Lenz’s law states that the direction of an induced electromotive force (e.m.f) is always that it tends to set a current opposing the motion or the change of the flux responsible for inducing the e.m.f
Faraday’s law: First law states that whenever there is a change in the magnetic inclines in a circuit, there will always be an induced e.m.f in the circuit or whenever a conductor acts on magnetic flux or it’s cut by a magnetic flux, an e.mf is induced in that conductor.
Second law states that the magnitude of the induced e.m.f is directly proportional to the rate of change in magnetic flux( or magnetic lines) linking to the circuit.

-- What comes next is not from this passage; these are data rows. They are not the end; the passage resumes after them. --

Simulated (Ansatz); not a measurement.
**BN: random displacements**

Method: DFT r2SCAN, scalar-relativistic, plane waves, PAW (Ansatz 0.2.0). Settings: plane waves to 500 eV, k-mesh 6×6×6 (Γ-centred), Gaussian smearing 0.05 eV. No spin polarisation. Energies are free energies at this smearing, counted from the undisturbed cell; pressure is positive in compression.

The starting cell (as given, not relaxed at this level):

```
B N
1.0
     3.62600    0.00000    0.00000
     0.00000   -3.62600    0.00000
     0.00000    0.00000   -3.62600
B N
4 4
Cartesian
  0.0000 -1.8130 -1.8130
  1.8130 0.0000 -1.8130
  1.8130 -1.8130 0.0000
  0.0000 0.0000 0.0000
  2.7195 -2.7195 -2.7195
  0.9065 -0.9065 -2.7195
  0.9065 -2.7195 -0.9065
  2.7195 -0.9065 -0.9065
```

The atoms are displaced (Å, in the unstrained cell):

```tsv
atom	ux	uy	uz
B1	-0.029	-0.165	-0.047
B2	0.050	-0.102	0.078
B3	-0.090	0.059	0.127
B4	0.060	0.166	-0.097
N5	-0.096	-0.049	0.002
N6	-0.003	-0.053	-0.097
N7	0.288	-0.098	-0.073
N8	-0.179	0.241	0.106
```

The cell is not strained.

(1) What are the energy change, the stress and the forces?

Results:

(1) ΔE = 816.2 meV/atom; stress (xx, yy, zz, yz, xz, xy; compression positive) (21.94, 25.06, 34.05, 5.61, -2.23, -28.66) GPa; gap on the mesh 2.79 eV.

State three (3) factors in which the force on a current carrying conductor in a magnetic field depends
I. Strength of magnetic field
II. Strength of electric conductor
III. Length of conductor

## With the aid of suitable diagram, describe the magnetic field around a solenoid

Solenoid Is the number of a turns of wire wound in the same direction. All the turns in a solenoid are in the same direction so that they can assist one another passing a magnetic field. For instance if a rod of iron is inserted inside the solenoid, only the magnetic field becomes intensified.
The magnetic field inside a solenoid is proportional to both the current and the number of turns per unit length. There is no dependence on the diameter of the solenoid and the field strength does not depend on the position inside the solenoid i.e the field inside is constant.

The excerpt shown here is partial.